“Person” means an individual, corporation, partnership, limited liability company, joint venture, association, trust, unincorporated organization, government (or agency or political subdivision thereof) or any other entity or group (as defined in Section 13(d) of the Exchange Act).
“Pre-Closing Tax Period” means any taxable period (or portion thereof) ending on or prior to the Effective Date.
“SEC” means the Securities and Exchange Commission.
“Securities Act” means the Securities Act of 1933 and the rules and regulations thereunder.
“Shares” means, at any time, (i) Common Stock and (ii) any other equity securities now or hereafter issued by the Company, together with any options thereon and any other shares or other equity securities issued or issuable with respect thereto (whether by way of a share dividend, share split or in exchange for or in replacement or upon conversion of such shares or otherwise in connection with a combination of shares, recapitalization, merger, consolidation or other corporate reorganization).
“Stockholders” means the Carlyle Stockholders and any other Person who from time to time become party to this Agreement by execution of a Joinder Agreement.
“Tax” shall have the meaning given such term in the Implementation Agreement.
“Transfer” means any direct or indirect transfer, donation, sale, assignment, pledge, hypothecation, grant of a security interest in or other disposal or attempted disposal of all or any portion of a security, any interest or rights in a security, or any rights under this Agreement.
“Transferee” means the recipient of a Transfer.
“Valid Business Reason” has the meaning set forth in Section 3.2(f)(ii).
“WKSI” means a well-known seasoned issuer, as defined in the SEC’s Rule 405.

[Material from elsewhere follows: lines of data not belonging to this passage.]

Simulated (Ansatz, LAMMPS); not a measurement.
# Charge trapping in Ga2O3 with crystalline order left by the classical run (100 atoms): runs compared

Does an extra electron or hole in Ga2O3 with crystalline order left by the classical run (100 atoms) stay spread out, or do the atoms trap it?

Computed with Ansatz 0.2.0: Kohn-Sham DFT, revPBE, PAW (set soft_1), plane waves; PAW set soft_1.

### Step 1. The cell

SECTION | II. REPRESENTATIONS AND WARRANTIES OF THE COMPANY |
2.1 Representations and Warranties of the Company. The Company hereby represents, warrants and covenants to the Stockholders as follows: (a) the Company has full corporate power and authority to enter into this Agreement and perform its obligations hereunder; (b) this Agreement constitutes the valid and binding obligation of the Company enforceable against it in accordance with its terms; and (c) the execution, delivery and performance by the Company of this Agreement: (i) does not and will not violate any laws, rules or regulations of the United States or any state or other jurisdiction applicable to the Company, or require the Company to obtain any approval, consent or waiver of, or to make any filing with, any Person that has not been obtained or made; and (ii) does not and will not result in a breach of, constitute a default under, accelerate any obligation under or give rise to a right of termination of any indenture or loan or credit agreement or any other material agreement, contract, instrument, mortgage, lien, lease, permit, authorization, order, writ, judgment, injunction, decree, determination or arbitration award to which the Company is a party or by which the property of the Company is bound or affected, or result in the creation or imposition of any mortgage, pledge, lien, security interest or other charge or encumbrance on any of the assets or properties of the Company or implicate any preemptive or registration rights of other holders of Shares.